Mr Hockey’s office referred questions to Finance Minister Mathias Cormann, who took on Mr Sinodinos’ portfolio after he stood aside pending upcoming findings by the NSW Independent Commission Against Corruption.
In a statement, Mr Cormann insisted “No promise was broken” by the announcement in MYEFO on Monday
“Following consultation with stakeholders and the Australian Taxation Office, it became very clear that a targeted anti-avoidance provision would be ineffective,” he said.
“It is important to remember that the proposed changes to section 25‑90 were never advocated in isolation, but were part of a broader package to address profit shifting by excessive allocation of debt to the Australian operations of multinationals.
“The government has implemented key elements of this package, including tightening the thin capitalisation safe harbour limits and ensuring the foreign non-portfolio dividend exemption for Australian companies only applies to returns on equity.
“As a result of these changes, all debt used to fund Australian operations, including debt used to fund offshore investments which give rise to 25-90 deductions, is now subject to the binding constraint of the thin capitalisation rules, which provide protection against abuse of section 25‑90 deductions.”

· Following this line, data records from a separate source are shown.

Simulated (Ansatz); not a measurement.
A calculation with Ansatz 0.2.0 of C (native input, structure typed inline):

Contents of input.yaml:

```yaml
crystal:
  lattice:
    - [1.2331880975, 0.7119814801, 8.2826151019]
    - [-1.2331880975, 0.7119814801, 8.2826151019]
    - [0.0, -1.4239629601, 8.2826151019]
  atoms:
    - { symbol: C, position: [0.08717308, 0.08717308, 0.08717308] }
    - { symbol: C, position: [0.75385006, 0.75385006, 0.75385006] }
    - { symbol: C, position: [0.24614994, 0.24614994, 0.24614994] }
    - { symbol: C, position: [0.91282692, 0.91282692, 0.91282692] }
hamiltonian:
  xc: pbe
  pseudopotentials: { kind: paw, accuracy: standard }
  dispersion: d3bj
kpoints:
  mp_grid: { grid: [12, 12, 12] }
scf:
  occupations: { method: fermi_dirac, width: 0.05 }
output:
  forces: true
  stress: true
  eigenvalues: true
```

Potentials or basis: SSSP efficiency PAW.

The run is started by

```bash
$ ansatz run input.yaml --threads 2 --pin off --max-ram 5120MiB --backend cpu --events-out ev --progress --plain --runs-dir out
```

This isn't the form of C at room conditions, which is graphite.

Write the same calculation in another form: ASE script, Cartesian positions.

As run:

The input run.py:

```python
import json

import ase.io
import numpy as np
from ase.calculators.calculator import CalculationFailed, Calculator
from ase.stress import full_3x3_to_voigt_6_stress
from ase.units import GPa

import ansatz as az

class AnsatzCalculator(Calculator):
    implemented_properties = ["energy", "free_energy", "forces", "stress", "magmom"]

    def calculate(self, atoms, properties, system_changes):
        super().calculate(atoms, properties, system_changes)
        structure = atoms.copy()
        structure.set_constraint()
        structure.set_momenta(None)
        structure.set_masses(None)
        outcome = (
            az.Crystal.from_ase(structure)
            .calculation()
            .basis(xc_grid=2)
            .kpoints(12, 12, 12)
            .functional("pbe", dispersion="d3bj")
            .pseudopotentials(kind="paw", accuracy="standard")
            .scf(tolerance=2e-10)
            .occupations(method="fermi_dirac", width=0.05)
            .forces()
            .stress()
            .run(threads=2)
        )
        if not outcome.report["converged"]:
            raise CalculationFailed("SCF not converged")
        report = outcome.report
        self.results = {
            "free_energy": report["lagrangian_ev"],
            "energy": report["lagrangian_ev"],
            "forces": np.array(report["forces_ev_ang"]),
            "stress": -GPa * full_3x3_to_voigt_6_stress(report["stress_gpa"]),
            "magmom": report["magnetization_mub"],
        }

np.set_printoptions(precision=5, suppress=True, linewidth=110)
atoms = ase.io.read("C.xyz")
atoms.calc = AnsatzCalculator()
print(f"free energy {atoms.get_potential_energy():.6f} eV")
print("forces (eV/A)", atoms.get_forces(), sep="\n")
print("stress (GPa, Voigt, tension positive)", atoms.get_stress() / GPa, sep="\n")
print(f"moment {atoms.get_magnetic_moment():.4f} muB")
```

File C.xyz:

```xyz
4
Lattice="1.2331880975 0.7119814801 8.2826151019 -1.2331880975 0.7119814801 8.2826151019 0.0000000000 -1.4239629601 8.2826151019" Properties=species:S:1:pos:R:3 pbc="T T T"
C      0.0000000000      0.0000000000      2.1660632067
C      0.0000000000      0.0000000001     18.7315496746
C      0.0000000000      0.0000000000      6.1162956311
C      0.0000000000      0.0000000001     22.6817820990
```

John Passant, an outspoken tax expert from the Australian National University, recently wrote about the government’s decision not to abolish section 25-90 deductions.
“It is unfortunate in the extreme that the Treasurer and Treasury have listened to a group of rent seekers being unjustly rewarded by not repealing section 25-90. But since this is a government of the 1% that is not surprising and we can conclude in fact that Hockey’s bluster about addressing tax avoidance by his rich mates is just that – complete and utter bluster,” he wrote.